In a matter of days, about 130 youth from across the country will converge at the nation’s capital to push for an end to gang violence.
The teens are part of the Youth Empowerment Project (YEP), a program of humanitarian organization World Vision, which trains young people to be agents of positive change in their struggling communities. As gang membership rises in this country, claiming more young lives in gang-related violence, it is no surprise that this topic is up for discussion between members of YEP and their congressional representatives. The teen activists will be in Washington, DC on July 17-22, 2010.
According to a new World Vision study conducted by global market research leader, Harris Interactive*, two out of threes U.S. adults (67 percent) say that gang violence among youth is increasing as a result of the current economic climate. “Financial crises generate despair in already distressed communities,” said Corryne Deliberto, World Vision’s national youth violence expert. “It’s critical to invest in mentor-focused prevention programs that equip, energize and empower youth and protect our communities.”
According to the 2002 National Youth Gang Survey (U.S. Dept of Justice), there were 731,500 gang members nationally. In 2008’s survey, there were 774,000 gang members, representing a 42,500 jump in six years. In the Chicago area, gang activity was up 10 percent and in Los Angeles, it was up 8 percent (Data from March, 2010).

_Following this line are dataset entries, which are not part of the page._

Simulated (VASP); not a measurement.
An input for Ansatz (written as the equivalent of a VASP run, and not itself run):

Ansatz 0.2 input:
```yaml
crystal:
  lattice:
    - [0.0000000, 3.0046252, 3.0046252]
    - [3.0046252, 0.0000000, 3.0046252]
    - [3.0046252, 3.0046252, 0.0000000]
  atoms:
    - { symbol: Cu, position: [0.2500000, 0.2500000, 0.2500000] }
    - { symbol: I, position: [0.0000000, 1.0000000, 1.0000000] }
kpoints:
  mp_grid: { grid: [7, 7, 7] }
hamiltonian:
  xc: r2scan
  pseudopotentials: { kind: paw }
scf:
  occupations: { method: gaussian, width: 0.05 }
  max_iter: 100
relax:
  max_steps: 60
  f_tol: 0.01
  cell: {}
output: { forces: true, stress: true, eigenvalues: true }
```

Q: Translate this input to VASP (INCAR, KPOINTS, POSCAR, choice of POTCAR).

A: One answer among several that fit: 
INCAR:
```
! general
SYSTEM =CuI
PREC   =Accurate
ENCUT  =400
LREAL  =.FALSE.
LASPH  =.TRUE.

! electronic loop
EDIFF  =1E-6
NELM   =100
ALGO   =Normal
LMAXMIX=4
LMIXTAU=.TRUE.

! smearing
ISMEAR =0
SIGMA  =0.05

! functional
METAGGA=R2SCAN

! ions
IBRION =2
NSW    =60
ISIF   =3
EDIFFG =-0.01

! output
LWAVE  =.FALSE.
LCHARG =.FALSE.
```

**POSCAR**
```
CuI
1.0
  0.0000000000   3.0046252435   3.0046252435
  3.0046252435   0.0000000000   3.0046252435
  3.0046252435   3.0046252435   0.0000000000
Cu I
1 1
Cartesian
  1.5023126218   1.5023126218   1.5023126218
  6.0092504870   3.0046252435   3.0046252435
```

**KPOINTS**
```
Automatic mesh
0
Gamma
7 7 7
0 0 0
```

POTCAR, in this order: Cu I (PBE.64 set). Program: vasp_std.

Despite these troubling statistics, YEP teens—many of whom have been personally affected by gang violence—are determined to be part of the
solution. For the past six months, YEP affiliates have met with their regional leaders to write their own policy recommendations on how to end
gang violence. Aside from preparing for the DC summit, Los Angeles teens painted a mural in MacArthur Park, Chicago youth produced a video of why they are involved in YEP, and Seattle delegates have been actively working with the mayor’s office. During their upcoming trip, these teens will
advocate for passage of the Youth PROMISE Act (federal youth violence prevention legislation), now before Congress. Other topics addressed by YEP members include: education, teen pregnancy, and immigration reform.
Although Washington, DC marks the end of their 20-week empowerment program, the teens are hopeful that it will be the start of something much more significant than a trip to the nation’s capital.